Baseball Musings
Baseball Musings
June 25, 2008
Getting Ridiculous

The American League took all three west coast games Tuesday night. The Phillies could not hold a 1-0 lead as Moyer allowed a three-run homer to Emil Brown in the seventh, and Oakland went on to a 5-2 win. They finally scored some runs for Joe Blanton, who held Philadelphia to one run over seven innings of work for the win.

Brendan Harris and Brian Buscher hit back-to-back home runs off Trevor Hoffman in the ninth to break a 1-1 tie and give Minnesota a 3-1 victory. It was Buscher's first home run of the season, and Harris is slugging .348 on the year. Hoffman's ERA is now 4.85, the highest of his career.

The White Sox and Dodgers were tied at one until Jermaine Dye launched a two-run homer in the eighth. Wise picked up a triple later in the inning, driving in a scoring a run. He just missed the cycle by a home run.

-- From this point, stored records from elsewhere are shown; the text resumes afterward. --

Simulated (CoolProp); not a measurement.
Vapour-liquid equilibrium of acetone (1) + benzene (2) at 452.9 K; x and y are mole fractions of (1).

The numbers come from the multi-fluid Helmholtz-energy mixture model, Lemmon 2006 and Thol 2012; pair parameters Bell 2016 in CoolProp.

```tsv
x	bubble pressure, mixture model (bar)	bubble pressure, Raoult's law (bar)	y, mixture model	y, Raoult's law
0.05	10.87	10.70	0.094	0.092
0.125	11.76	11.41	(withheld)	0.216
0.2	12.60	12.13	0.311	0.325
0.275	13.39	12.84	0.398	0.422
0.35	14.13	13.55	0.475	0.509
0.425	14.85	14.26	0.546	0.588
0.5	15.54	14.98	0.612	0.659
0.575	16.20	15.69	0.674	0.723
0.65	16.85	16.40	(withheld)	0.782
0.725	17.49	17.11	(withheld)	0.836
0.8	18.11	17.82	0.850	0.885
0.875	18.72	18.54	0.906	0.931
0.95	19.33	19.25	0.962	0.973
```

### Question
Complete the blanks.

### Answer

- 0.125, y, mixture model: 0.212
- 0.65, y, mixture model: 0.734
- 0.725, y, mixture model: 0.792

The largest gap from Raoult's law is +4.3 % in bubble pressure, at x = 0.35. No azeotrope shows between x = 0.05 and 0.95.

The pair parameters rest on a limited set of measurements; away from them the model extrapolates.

The American League is now 109-76 in interleague play, a .589 winning percentage. They are outscoring the NL 5.1 to 4.2. Remember, for most of the season the National League was outscoring the American League despite allowing the pitcher to bat.

The Royals are 11-3 in interleague play, having defeated the Rockies Tuesday night. The Rockies have the NL's best record against the AL this year at 7-4. Colorado was their easy opponent, as the other teams they've faced included San Francisco, St. Louis, Arizona and Florida. Watch out for the Royals!


Posted by David Pinto at 07:27 AM | Series | TrackBack (0)
Comments

Watching the early blowouts of the Mets, Reds and (appropriately) Nationals last night on Extra Innings, I thought: "This league can't possibly be this bad."

Well, maybe it can be. The NL is well on its way to its fourth drubbing in a row in interleague play. I know, it's just a sample from one part of the season and may not accurately reflect the real strength of the two leagues over the full year.

But it's getting harder and harder to write it all off as a fluke. Not after four stints of 252 games each. The NL was outscoring the AL early in the season. But they got to hit off NL pitching staffs.

At least the Yankees lost.

Posted by: Casey Abell at June 25, 2008 08:17 AM

I agree. "Who scores more" is a pretty bad way to compare quality of leagues, or even quality of offenses.

Is the PCL a stronger league than the AL?

Quality of a league is made up of the quality of the hitters AND the pitchers. For most of the season, the NL was outscoring the AL when they were playing solely NL teams. That doesn't necessarily give them a better offense. They could have the same offense and worse pitching, or worse offense and much worse pitching, or be identical with more hitters' parks. You can't tell unless they play head-to-head, or you look at league-jumpers.

With the prominent league jumpers, for example, Miguel Cabrera is having a "down" season in the AL, Dana Eveland is having a "great" year for the A's. Those changes BOTH depress AL scoring AND show that the AL is a stronger league.

Posted by: Phillybooster at June 25, 2008 10:47 AM

What are the home and away splits, i.e. DH v no-DH?

Posted by: guido at June 25, 2008 11:15 AM

When KC and Minn are feasting on the NL it's a pretty bad sign. All the NL teams with winning records in IL have losing records overall which is weird. The disparity is pretty bad now and I don't see much evidence it's changing anytime soon. It seems like a number of middle of the pack teams in the AL would contend in the corresponding divisions in the NL and almost none of the NL teams would do as well in the AL.

Posted by: Bandit at June 25, 2008 11:21 AM

Small correction, David. The White Sox were winning 2-1 (had been for several innings) when Dye hit a two-run homer to put them up 4-1.